Today was a good day in the house of the Lord. I got the opportunity to share God's word in the afternoon service. I don't ever take those opportunities lightly. In fact, this time I really struggled with what topic I should speak on.
If I'm being honest, my problem comes in that I've heard so many good sermons that I could in essence re-preach and get good responses and I tend to want to do that when things aren't coming together as I feel they should. And as much as it feels good to preach a sermon that I know will get an emotional or hype filled response, that's not what I really want down deep. I desire to speak what God is speaking for that specific moment to those specific people, so it requires that I learn to listen for God and wait on him to direct my steps. That often means my outline/notes aren't completed until last minute. By nature, that is not the way I like to do things. Last minute is not my MO, but in order that I learn to depend on God, he tends to wait until last minute often for me. I have learned to not freak out when I have no clue what I am speaking on a week out and that in itself is a huge step for me.

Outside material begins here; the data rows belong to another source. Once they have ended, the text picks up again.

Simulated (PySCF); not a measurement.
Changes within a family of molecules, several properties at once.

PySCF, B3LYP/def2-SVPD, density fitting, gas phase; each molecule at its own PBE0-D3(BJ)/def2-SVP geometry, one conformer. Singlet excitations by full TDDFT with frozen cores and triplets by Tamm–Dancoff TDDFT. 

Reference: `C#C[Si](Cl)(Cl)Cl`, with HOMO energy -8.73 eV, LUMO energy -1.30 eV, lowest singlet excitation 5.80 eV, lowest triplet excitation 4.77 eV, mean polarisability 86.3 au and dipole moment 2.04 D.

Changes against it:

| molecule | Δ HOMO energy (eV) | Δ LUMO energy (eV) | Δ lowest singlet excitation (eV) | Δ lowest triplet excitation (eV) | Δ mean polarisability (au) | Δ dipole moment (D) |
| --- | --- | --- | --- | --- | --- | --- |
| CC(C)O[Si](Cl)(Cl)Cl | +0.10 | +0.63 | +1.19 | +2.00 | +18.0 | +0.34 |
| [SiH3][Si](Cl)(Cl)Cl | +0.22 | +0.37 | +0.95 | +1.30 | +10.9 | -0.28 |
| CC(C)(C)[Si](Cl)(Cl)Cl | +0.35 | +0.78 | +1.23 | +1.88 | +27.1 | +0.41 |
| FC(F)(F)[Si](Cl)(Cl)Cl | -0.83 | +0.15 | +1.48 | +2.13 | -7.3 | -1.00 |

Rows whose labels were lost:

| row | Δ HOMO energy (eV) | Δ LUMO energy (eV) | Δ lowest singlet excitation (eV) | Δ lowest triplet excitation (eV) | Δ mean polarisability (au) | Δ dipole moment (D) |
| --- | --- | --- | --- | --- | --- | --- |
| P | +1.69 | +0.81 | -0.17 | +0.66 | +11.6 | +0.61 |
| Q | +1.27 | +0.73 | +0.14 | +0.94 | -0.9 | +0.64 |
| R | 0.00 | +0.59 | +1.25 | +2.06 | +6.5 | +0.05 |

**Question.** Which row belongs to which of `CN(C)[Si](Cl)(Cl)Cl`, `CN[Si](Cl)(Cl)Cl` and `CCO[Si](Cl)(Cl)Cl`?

This time, I really thought I was speaking on the power of the name of Jesus. As a matter of fact, I started putting that together multiple times, but it never felt right. It felt forced and the ideas didn't flow together easily. This morning at church, that very topic came up many times. I started doubting God's word (or what I felt was God's word for the afternoon service) and secretly wished I had put my notes on that topic on my tablet as well, just in case God really did lead that way.
This past week, I think I finally solidified that I would be speaking on Weapons of Righteousness around Wednesday (or what I thought I would speak on as I really never know for sure until it's time for me to preach.) The devil has been fighting my preparation of the message by sending thought distractions that I would entertain instead of spending the time I needed to get God's thoughts together for the message. And I have been so tired. Mentally and physically just exhausted. So as I've tried to put it all together, I would fall asleep or lose interest or numerous other things. It's definitely been a battle. So much so that this morning when Pastor asked me if I was ready to go, I answered I think, because even though I knew my thoughts were all together, I also knew that I felt tired and not together at all.
All that to say, I am so grateful that things came together when I gave my message. God just showed up and spoke through me. Each time its another test, another confirmation that I am where God wants me to be. That God is using me for His glory!
And I look back to where God has brought me from. I was such a shy child. So intimidated by confrontation. I remember crying in middle school when I was pulled out of class by the volleyball coach to be invited to the team party. I was so sure I was in trouble I was in tears before I even made it into the hall. I remember crying in college in speech class because I was terrified to do public speaking. (If I could redo that class now, I would do much better. That was my first B ever.)
And now God has put me in a place where I co-teach a Sunday School class of my peers and it doesn't intimidate me at all. I was so scared to take this class because I was afraid of what they would think of me. Afraid I would be rejected and ignored as I tried to speak what God had put on my heart. Afraid I would be misunderstood and people would get offended by the message. (This has happened to me and was probably one of the most painful things I had to endure. Getting accused of intentionally hurting others when I was so sensitive myself just killed me. Being misunderstood is hard when there is no way to prove your intentions!)
And I am preaching at my church! Take that, devil!! :)
I'll end with this thought. No matter what God has called you to do, even if you don't see how it could ever be based on where you are now or who you are now, know that God will prepare you. God will equip you and if you will stay faithful to him, not fearing what he is bringing you to but learning to trust him completely, you will be able to look back and see the hand of God, equipping, preparing and bringing you to his perfect will and it will be amazing! What an awesome God we serve!